It would be interesting to survey people new to and actively working on the projects, potentially with these survey questions, to understand why there might a particular balance between active users, contributors and maintainers on a project and if people are transitioning from being newcomers to active contributors.

Steinmacher et al survey questions:

  1. I feel comfortable asking for help from the community using electronic communication means
  2. I can write my doubts and understand answers in English
  3. I am good in understanding code written by other people
  4. I have pretty good skills to write and change code
  5. I feel comfortable with the process of contributing to an Open Source project
  6. I think that contributing to an open source software project is an interesting activity
  7. I feel I can set up and run an application if a set of instructions is properly given
  8. I am pretty good on searching for solutions and understanding technical issues by myself
  9. I can choose an adequate task to fix if a list of tasks is given
  10. I can find the piece of code that need to be fixed given a bug report presenting the issue
leighphan commented 7 years ago

Thanks everyone for your interest. I greatly appreciate all the tips on starting points! Looks like there are many different angles and ways we can extract and visualize the climate of Open Source communities.

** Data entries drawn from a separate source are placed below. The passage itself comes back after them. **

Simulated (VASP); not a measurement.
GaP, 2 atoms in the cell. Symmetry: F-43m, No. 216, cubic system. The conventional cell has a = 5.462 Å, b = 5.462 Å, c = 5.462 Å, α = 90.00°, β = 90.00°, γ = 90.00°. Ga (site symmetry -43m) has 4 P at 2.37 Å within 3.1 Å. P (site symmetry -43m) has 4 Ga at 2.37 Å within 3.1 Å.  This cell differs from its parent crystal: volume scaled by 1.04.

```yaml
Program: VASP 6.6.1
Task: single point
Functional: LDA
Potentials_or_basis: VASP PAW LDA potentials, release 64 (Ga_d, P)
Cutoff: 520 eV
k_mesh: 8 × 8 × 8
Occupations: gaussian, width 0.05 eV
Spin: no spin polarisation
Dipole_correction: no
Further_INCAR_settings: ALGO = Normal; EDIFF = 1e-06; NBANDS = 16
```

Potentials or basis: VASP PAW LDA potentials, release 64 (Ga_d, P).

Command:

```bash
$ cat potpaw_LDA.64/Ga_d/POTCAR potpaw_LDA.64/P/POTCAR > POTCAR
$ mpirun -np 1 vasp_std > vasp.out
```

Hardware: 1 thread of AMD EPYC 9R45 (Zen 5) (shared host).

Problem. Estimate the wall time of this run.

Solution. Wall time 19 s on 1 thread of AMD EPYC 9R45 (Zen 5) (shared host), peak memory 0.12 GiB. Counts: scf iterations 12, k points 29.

@jasonLaster I'm curious - how do you get to know contributors better? Are there weekly chats/meetings welcome to everyone?

While project data can reveal efficiency and growth of OS projects, I'm also very interested in the data that will help us connect with people first in Open Source communities. Thanks @sarahsharp and @nayafia for bringing up very perceptive questions and indicators and questions about sustainability of people and (before) projects.

I'm all taking the Hoodie approach for starting with the interface look and feel, then working backward - people first. :)

LappleApple commented 7 years ago

Hey all, where are we on this thread? Some of us are talking about FOSDEM right now and it reminded me, there was talk of a FOSDEM get-together. Should we plan?

bkeepers commented 7 years ago

Hey all, where are we on this thread? Some of us are talking about FOSDEM right now and it reminded me, there was talk of a FOSDEM get-together. Should we plan?

👍 GitHub would be happy to host a dinner conversation.

LappleApple commented 7 years ago

👍 @bkeepers. Or does the group here want to take some sort of action, based on @gr2m's original pitch and the ideas that have followed since? I don't know the answer to this question, it's for everyone :)

jasonLaster commented 7 years ago

Thanks everyone for the wealth of information. I am inspired by all of the ongoing work.

Here's a quick doc that I started to summarize what I learned. Please feel free to improve it in anyway.

Also, if you're interested in joining a hangout, add your name to the doc and we can discuss next steps.

gr2m commented 7 years ago

@jasonLaster this is great work, thanks for putting it together 👍

nayafia commented 7 years ago

It would be interesting to survey people new to and actively working on the projects, potentially with these survey questions, to understand why there might a particular balance between active users, contributors and maintainers on a project and if people are transitioning from being newcomers to active contributors.

@tracykteal you might be interested in http://opensourcesurvey.org/, which is being conducted by GitHub. While not specific to any one project, some of those Steinmacher et al questions will be asked of respondents, so might be helpful as a baseline. The survey questions are public, and results will be public too.

clarkbw commented 7 years ago

Just getting back into the swing of things but @jasonLaster pointed me to this over the holidays and I was really excited to see all the enthusiasm and work going on. I've been looking at this from a couple different angles with very similar goals to what I've seen here so I'll share what I've been thinking.

First I want to understand the contributor funnel (funnel being a standard marketing term, perhaps not the best way to describe people; onboarding?)

Then I'd like to understand area of interest or strengths for contributors. (I think this is what @tracykteal is getting at)

Looking forward to more discussion! 🎉

leighphan commented 7 years ago

I'm also also curious how or if projects have an onboarding process (perhaps like Hoodie Camp) to get to know contributors' interests, such as building a portfolio, getting a job - this would help give a clearer idea of their trajectory. I started @codelaboc, a learning group in my community, and we conduct a survey for new members, to get an idea of their goals and strengths, and shape our events/direction to help each other.

@nayafia Any chance the http://opensourcesurvey.org/ will touch on such questions?

nayafia commented 7 years ago

@leighphan off the top of my head, I don't think so (it's geared more towards contributor behavior than project norms), but you can see the full set of questions here.

sohini-roy commented 7 years ago

Hello, Thanks for the guide. It was helpful. I am acquainted with GitHub API and am willing to be a part of this issue.

Please guide me through :)